Scraping things that don't want to be scraped is one of my favorite things to do. At work this is usually an interface for some sort of "network appliance." Though with the push for REST APIs over the last 6 years or so, I don't have a need to do it all to often. Plus with things like selenium it's too easy to just run the page as is, and I can't justify spending the time to figuring out the undocumented API.
My favorite one implemented CSRF protections by polling an endpoint, and adding in the hashed data from that endpoint and a timestamp on every request.
When I hear a junior dev give up on something because the API doesn't provide the functionality of the UI, It makes me very sad that they're missing out.
To be fair selenium style scraping can take a lot of time to setup if you aren’t already familiar with the tooling, and the browser rendering apis are unintuitive and sometimes flat out broken.
I remember a workmate having to deal with some difficult to scrape data at a previous job - the page randomly rendered with different mark-up (but the same appearance) to mitigate pulling out data using selectors. I think he got to the bottom of it eventually but it made testing his work a pain.
> It looks like the author of the article just googled some libraries for each language and didn't research the topic
Yep, this seemed like an aggregate Google results page.
I was initially intrigued by the article and then realized it was a list of libraries the author found via Google. There were significantly notable omissions from this list and a bunch of weird stuff that feels unnecessary. I don't think the author has actually scraped a page before.
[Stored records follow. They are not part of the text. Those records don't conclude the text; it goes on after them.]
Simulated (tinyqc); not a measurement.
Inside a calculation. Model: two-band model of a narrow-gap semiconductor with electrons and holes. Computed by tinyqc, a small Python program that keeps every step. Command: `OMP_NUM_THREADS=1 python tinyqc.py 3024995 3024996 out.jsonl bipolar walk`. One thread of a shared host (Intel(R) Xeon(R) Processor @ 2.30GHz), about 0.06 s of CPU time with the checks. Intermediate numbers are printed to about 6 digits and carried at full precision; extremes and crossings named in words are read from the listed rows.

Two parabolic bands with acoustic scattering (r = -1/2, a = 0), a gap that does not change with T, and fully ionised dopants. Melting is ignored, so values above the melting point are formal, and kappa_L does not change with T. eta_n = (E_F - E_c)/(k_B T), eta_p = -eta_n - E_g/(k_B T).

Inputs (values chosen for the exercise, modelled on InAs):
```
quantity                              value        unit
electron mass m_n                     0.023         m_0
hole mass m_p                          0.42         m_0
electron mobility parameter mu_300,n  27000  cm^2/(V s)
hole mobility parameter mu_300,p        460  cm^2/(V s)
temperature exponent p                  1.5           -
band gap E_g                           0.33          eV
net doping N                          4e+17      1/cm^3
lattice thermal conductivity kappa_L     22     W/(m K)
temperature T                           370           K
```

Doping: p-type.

I agree with your conclusion, but in any discussion about web scraping it's probably a good idea to mention BeautifulSoup given how popular it is (virtually a builtin in terms how much it's used) and given all the documentation available for it, a good starting point if perf is not going to be a concern.
although I don't follow the need to have what appears to be two completely separate HTML parsing C libraries as dependencies; seeing this in the readme for Modest gives me the shivers because lxml has _seen some shit_
> Modest is a fast HTML renderer implemented as a pure C99 library with no outside dependencies.
requests-html is faster than bs4 using lxml. It's a wrapper over lxml. I built something similar years ago using a similar method, it was much faster than bs4, too.
If you're familiar with Go, there's Colly too [1]. I liked its simplicity and approach and even wrote a little wrapper around it to run it via Docker and a config file:
I used this library to get familiar with Go. It is indeed very powerful and really easy to create a scraper.
My main concerns though were about testing. What if you want to create tests to check if your scraper still gets the data we want? Colly allows nested scraping and it's easy to implement but you have all your logic into one big function, making it harder to test.
Did you find a solution to this? I'm considering switching to net/http + GoQuery only to have more freedom.
I am scraping radio broadcast pages for a decade now. Started with (ruby) scrapy, then nokogiri, then moved on to go and their html package.
Currently sport a mix of curl + grep + xsltproc + lambdasoup (OCaml) and am happy with it. Sounds like a mess but is shallow, inspectable, changeable and concise. http://purl.mro.name/recorder
Last year I needed some quick scraping and I used a headless Chromium to render webpages and print the HTML then analyze it with C#.
I don't remember exactly, but I think it was around 100 or 200 loc, so not exactly something that took long to write.
In fact the most difficult thing was to figure how to pass the right args to Chromium.
HTTP requests, HTML parsing, crawling, data extraction, wrapping complex browser APIs etc. Nothing you couldn't do yourself, but like most frameworks, they abstract the messy details so you can get a scraper working quickly without having to cobble together a bunch of libraries or re-invent the wheel.
Just for one example, when you have to get a form, and then submit the form, with the CSRF protection that was in the form... of course you COULD write that yourself by printing HTML and then analyzing it with C# (which triggers more requests to chromium I guess), but you're probably going to wonder why you are reinventing the wheel when you want to be getting on to the domain-specific stuff.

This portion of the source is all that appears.